An estimated 58,000 Haitian immigrants living in the U.S under a temporary federal program could become undocumented and targeted for deportation if the Trump administration doesn’t extend their Temporary Protected Status by next week.
Haitians in the U.S. “are basically holding their breath and living in anxiety while they wait to hear what the Trump administration has to say,” Marleine Bastien, the executive director of Haitian Women of Miami, an advocacy group that works with Haitian women and their families, told Fusion.
After the earthquake in 2010, President Obama granted Haitian immigrants in the U.S. temporary legal status under a humanitarian program called “Temporary Protected Status.”
In 2014, the federal government acknowledged that while there has considerable progress in Haiti since earthquake, the country “continues to lack the adequate infrastructure, employment and educational opportunities, and basic services to absorb” the approximately 58,000 Haitian nationals living in the U.S. under TPS.
If the Trump administration doesn’t extend TPS for Haitians, the estimated 58,000 members of the program could be rendered undocumented and be deported. President Donald Trump’s administration must announce the TPS extension by May 23—that’s just a week away.
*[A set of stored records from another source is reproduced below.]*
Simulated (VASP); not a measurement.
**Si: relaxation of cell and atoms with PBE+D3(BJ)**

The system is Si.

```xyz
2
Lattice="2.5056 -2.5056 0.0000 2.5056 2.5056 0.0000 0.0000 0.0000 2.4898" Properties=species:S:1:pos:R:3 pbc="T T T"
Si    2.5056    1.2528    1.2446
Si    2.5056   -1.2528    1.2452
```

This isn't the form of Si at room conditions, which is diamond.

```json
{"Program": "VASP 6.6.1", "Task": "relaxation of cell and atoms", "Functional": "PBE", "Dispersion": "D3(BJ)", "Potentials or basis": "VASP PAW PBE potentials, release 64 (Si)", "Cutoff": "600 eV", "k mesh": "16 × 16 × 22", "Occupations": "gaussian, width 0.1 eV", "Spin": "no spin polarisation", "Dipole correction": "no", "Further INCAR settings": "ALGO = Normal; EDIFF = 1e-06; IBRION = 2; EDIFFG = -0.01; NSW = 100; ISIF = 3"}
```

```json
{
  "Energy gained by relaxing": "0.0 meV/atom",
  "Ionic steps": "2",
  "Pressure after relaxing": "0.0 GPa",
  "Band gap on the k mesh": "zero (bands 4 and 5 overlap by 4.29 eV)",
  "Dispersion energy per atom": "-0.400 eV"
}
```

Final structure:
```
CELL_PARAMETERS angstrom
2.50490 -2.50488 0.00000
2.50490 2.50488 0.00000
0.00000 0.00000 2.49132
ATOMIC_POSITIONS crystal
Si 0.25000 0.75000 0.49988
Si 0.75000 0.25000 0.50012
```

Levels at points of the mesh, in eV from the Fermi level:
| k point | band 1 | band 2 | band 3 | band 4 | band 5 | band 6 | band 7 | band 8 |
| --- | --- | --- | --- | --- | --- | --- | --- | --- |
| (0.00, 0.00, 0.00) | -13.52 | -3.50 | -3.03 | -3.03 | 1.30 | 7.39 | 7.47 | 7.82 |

Last September, when candidate Donald Trump was campaigning for president, he stopped in Miami’s Little Haiti and told Haitian-Americans he “shared a lot of common values” with the community and that, “Whether you vote for me or not I really want to be your biggest champion.”
But Bastien said she doesn’t remember any other administration waiting this long to extend TPS. She said other administrations have been sensitive to the fact it can take up to 90 days to renew TPS work permits. She said she’s aware of some Haitians under the TPS program who have already lost their jobs as their employers anticipate the temporary work program expiring.
Bastien said Haitians are fearing the worst and hoping for the best—even after the acting director of U.S. Citizenship and Immigration Services, James McCament, said conditions in Haiti have improved enough to end “temporary protected status” for Haitians.
“Haitians are fearing the worst because they know that this administration has all these hard-liners who do not favor immigration, period,” Bastien said.
Historically, the decision to extend TPS for a specific country depends on whether conditions in that nation have improved. But emails obtained by the Associated Press suggest the Trump administration may be considering other criteria.
One email showed a top immigration official had requested data on the number of Haitians under TPS who had committed crimes as well as how many were receiving public benefits—even though immigrants with TPS are not eligible for federal safety-net benefits, such as the Supplemental Nutrition Assistance Program (SNAP) or Supplemental Security Income (SSI).
“[Workers with TPS] invest in the economic system and pay into Social Security but if they were to become handicap while working, for example, they will not be able to access these benefits that they pay into,” Bastien said.
Black immigrant rights leaders say the leaked email criminalized and demonized immigrants.
“In their inquiry, what they’re really asking is if these Haitians are taking benefits the same way that the Reagan Administration made a caricature of the Welfare Queens. This goes along that trajectory,” Carl Lipscombe, the deputy director of the Black Alliance for Just Immigration, told Fusion.
A Department of Homeland Security spokesperson said that criminal history and other information requested by the top immigration official would not be considered in the final TPS extension decision. “The questions were asked so that [DHS Secretary John Kelly] could have a fuller understanding of who is in the program,” the spokesperson told the AP.
Still, Lipscombe said, “looking at crimes committed by members of a specific nationality to determine whether to continue a humanitarian immigration program is really unprecedented.”
Lipscombe said he was concerned the 58,000 Haitians who have TPS could be rendered undocumented because black immigrants are more likely to be deported or detained by immigration officials than non-black immigrants.
He cited research from his organization that found black immigrants represent roughly 7% of the immigrant population in the U.S., but represent about 22% of those that are deported or detained in immigration detention as a result of some sort of interaction with the criminal justice system.
“When thinking of the TPS extensions, it’s hard to ignore a history of Haitian immigrants in particular who have been turned away from the U.S. and treated less than and second to other backgrounds,” Lipscombe said.